Closed qpwo closed 1 year ago

qpwo commented 1 year ago

Is there sample code for a bare-minimum listening program implementation available anywhere? I was trying to use some code from your tests but had trouble and switched to the patched e2guardian from UTMFW. I would prefer some simple C code if possible.

Please only open issues for bug reports or feature requests.

If there's no such code, I'd be happy to write it and open a PR. I think that would make it a bit easier to pick up and use SSLproxy. I would just need a pointer to get started.

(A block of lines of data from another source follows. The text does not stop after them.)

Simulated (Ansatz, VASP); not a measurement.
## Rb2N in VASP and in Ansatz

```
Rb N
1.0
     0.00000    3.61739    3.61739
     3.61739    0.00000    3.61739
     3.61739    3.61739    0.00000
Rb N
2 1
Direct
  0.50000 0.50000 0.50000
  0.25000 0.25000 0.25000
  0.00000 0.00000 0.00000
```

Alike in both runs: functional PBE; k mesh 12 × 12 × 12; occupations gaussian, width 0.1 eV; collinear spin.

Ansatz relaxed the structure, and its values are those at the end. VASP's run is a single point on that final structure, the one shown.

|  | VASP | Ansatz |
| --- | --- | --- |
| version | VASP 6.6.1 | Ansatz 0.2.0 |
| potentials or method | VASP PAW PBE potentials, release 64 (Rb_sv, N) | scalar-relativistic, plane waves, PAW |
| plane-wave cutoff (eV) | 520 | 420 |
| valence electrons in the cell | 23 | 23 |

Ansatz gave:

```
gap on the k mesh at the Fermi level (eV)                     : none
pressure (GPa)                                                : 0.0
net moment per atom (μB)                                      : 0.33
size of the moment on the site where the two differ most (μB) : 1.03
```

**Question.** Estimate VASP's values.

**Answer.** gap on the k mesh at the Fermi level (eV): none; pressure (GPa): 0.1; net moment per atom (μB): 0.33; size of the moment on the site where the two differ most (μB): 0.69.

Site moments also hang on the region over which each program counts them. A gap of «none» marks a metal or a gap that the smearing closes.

sonertari commented 1 year ago

I think the simplest C code is what you've already found: https://github.com/sonertari/SSLproxy/tree/master/tests/testproxy/lp. Perhaps a Python or Rust program might look simpler.

qpwo commented 1 year ago

Excuse the newbie question, but how does the sslproxy line (in first packet in connection) scheme compare with ICAP? A normal ICAP server wouldn't work out of the box with sslproxy right? (Couldn't find answer in docs)

sonertari commented 1 year ago

Yes, I remember considering ICAP when I first started working on SSLproxy back in 2017. For example, E2Guardian did support ICAP in those years too. It may still be a good idea to add support for ICAP in SSLproxy, acting as an ICAP client, but at that time I decided to implement the current SSLproxy solution. I don't remember the exact reasons, but I think some of them were:

  1. Inserting an SSLproxy line into the first packet was very simple, and sufficient for my purposes (see UTMFW).
  2. It's simple to implement the SSLproxy line, and it's expected to run very fast. Whereas ICAP runs over TCP on a dedicated port 1344 (seems like a bottleneck to me), and its protocol is quite complicated (https://datatracker.ietf.org/doc/html/rfc3507), hence would be harder to implement, and be slower.
  3. The SSLproxy solution simply passes all of the packets to listening programs. Whereas, in ICAP, HTTP bodies are encapsulated by ICAP clients before sending to ICAP servers, so refer to the reason 2 above. Therefore, AFAIK, ICAP clients need buffering (and processing) before sending ICAP messages to ICAP servers (for example, due to encapsulated headers and bodies, and chunking and preview messages seem complicated to me).
  4. SSLproxy is as dumb as possible, whereas an ICAP client should be smart enough and converse with ICAP servers (the OPTIONS method).
  5. The SSLproxy solution is completely transparent and invisible (to the server at least, but the client can detect SSLproxy due to the forged SSL certificates, but that's same with any ICAP support too), but ICAP may insert X-ICAP headers to HTTP requests, hence the origin server can tell that there is an ICAP client in the middle.
  6. ICAP is for HTTP, but SSLproxy supports protocols other than HTTP/S: TCP, SSL, POP3/S, SMTP/S (see again UTMFW). I know someone using SSLproxy with a proprietary and binary protocol too.
  7. Last but not least, the SSLproxy solution over networking sockets provides a natural way of intrusion prevention via an active inline IPS (see Snort IPS on UTMFW). AFAIK, Snort and Suricata do not support ICAP.

I am not an expert on ICAP, so some of the comments I have above may be wrong. But I think above were enough reasons to prefer my simple SSLproxy line (and the associated design/implementation) over ICAP.

qpwo commented 1 year ago

Makes a lot of sense, particularly supporting non-HTTP/S protocols

qpwo commented 1 year ago

Don't think I'll have time to implement this soon unfortunately. Will reopen if I get a chance.